Show that $p'(c)+100p(c)=0$

Question

Let $p(x)$ be a polynomial with real coefficients such that $a\le c \le b$ where $a,b$ are two consecutive roots of $p(x)$. Show that there exists at least one c for which $$p'(c)+100p(c)=0$$

Okay, so this is what I tried, By Lagrange's Mean Value Theorem we can find a point $c$ in the interval $[a,b]$ such that $p'(c)=0$ but at that time, $100p(c)$ is not $0$. I tried some other ways but I don't think those will work. Any help is appreciated.

Answer 1

Let $f(x)=e^{100x}p(x)$. Since $f(a)=f(b)=0$, Lagrange's Mean Value Theorem implies that there exists $c$, $a\le c\le b$, such that $f'(c)=0$, then \begin{align*} e^{100c}p'(c)+100e^{100c}p(c)=0 \end{align*} Since $e^{100c}\neq 0$ it follows $$p'(c)+100p(c)=0$$

Answer 2

You can factorize $p$: $$ p(x)=(x-a)^{n}(x-b)^mq(x);\quad n,m\geq1 $$ Then: $$ p'(x)=(n(x-a)^{n-1}(x-b)^m+m(x-a)^n(x-b)^{m-1})q(x)+(x-a)^{n}(x-b)^mq'(x) $$ Caculate the limits: $$ \lim_{x\rightarrow b^-}\frac{p'(x)}{p(x)}=\lim_{x\rightarrow b^-}\left(\frac{q'(x)}{q(x)}+\frac{n}{x-a}+\frac{m}{x-b}\right)=-\infty\\ \lim_{x\rightarrow a^+}\frac{p'(x)}{p(x)}=\lim_{x\rightarrow a^+}\left(\frac{q'(x)}{q(x)}+\frac{n}{x-a}+\frac{m}{x-b}\right)=+\infty $$ Therefore, there exists a $c\in(a,b)$ such that: $$ \frac{p'(c)}{p(c)}=-100\\ p'(c)+100p(c)=0 $$

Answer 3

$p(x)$ is a smooth function, thus $p'(x) + 100p(x)$ is a smooth function as well.

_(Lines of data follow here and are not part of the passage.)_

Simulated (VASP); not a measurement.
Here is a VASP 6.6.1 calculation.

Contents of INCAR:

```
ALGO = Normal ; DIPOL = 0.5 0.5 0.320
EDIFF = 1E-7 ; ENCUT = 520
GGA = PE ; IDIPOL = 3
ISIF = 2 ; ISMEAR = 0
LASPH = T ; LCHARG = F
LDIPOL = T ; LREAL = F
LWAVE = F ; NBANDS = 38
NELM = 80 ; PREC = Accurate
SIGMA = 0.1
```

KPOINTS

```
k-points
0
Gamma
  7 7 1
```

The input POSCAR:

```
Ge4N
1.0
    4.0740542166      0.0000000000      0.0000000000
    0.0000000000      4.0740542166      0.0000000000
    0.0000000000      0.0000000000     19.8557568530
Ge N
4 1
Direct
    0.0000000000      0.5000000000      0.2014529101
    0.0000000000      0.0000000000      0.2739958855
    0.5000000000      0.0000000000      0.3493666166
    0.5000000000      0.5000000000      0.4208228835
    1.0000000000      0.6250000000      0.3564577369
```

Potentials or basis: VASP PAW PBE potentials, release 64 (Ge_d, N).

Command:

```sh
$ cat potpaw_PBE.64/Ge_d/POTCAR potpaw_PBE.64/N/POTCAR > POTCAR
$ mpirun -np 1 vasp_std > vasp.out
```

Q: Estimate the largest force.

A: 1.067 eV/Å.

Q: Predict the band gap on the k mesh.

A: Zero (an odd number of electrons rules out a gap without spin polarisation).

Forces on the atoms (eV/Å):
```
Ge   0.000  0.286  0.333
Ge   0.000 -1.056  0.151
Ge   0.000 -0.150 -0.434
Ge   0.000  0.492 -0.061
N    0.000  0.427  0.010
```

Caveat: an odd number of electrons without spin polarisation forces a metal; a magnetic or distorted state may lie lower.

Case 1: $0 \ne \text{sign}(p'(a)) \neq \text{sign}(p'(b)) \neq 0$. Thus two points exist where the function is positive and negative: $p'(a) + 100p(a) < 0$ and $p'(b) + 100p(b) > 0$ (or vice versa). As the function is smooth, it is continuous everywhere, hence it has to assume $0$ between $a$ and $b$.

Case 2: $\text{sign}(p'(a)) = 0$ or $\text{sign}(p'(b)) = 0$. In this case $p'(a) + 100p(a) = 0$ or $p'(b) + 100p(b) = 0$ as $a$ and $b$ are roots.